The presentation about KrØØk by Robert Lipovský and Štefan Svorenčík will take place on today, August 6, at 12:30 – 1:10 PDT (21:30 – 22:10 CEST). The talk will disclose the most recent discoveries that more Wi-Fi chip manufacturers, specifically Qualcomm and Mediatek, have also been affected by variants of the KrØØk vulnerability.

KrØØk is a vulnerability originally discovered in Broadcom and Cypress Wi-Fi chips that allows unauthorized decryption of some WPA2-encrypted traffic. Exploiting KrØØk allows adversaries to intercept and decrypt (potentially sensitive) data, but with a significant advantage for the attackers: While they need to be in range of the Wi-Fi signal, they do not need to be authenticated and associated to the WLAN. In other words, the attackers do not need to know the Wi-Fi password.
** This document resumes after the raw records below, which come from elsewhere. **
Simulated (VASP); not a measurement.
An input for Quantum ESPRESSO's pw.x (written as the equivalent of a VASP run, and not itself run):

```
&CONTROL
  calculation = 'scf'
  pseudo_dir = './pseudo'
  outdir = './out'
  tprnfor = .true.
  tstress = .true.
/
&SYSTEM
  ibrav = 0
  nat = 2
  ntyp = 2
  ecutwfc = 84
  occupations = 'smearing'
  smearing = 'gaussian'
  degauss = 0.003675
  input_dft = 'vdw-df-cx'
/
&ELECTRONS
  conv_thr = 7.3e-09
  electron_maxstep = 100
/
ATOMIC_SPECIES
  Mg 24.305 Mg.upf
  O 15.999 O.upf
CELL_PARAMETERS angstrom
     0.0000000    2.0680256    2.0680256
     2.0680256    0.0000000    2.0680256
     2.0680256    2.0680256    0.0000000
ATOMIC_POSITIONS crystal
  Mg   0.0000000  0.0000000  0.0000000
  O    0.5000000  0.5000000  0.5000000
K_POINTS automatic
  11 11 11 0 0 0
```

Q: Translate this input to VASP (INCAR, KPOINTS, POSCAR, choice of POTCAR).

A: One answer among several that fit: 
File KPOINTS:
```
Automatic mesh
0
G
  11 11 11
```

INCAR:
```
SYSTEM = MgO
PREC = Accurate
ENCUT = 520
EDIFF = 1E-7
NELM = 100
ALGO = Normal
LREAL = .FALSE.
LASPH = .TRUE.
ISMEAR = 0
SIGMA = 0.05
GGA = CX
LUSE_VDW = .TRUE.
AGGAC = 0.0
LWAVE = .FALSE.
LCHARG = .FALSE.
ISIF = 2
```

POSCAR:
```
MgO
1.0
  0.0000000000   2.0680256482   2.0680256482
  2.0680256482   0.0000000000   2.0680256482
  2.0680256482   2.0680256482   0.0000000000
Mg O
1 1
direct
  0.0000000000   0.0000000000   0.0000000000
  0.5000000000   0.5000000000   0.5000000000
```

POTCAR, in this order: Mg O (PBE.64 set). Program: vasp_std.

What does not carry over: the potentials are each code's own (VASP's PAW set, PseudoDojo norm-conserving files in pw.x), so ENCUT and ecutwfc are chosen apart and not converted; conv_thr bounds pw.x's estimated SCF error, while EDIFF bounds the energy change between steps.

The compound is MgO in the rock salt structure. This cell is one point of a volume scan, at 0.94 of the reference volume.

The second talk will aid malware researchers and reverse engineers to analyze Stantinko, a botnet performing click fraud, ad injection, social network fraud, password stealing attacks and cryptomining. The Black Hat Arsenal format will predominantly focus on Stadeo, a set of tools we developed primarily to facilitate the analysis of Stantinko but that can also be helpful when analyzing other malware strains utilizing similar techniques, including the infamous Emotet crimeware. Stadeo will be demonstrated for the first time at Black Hat USA 2020 and subsequently published for free use.

The demo will be provided by ESET researcher Vladislav Hrčka on Thursday, August 6, at 11:00 – 12:00 PDT (20:00 – 21:00 CEST).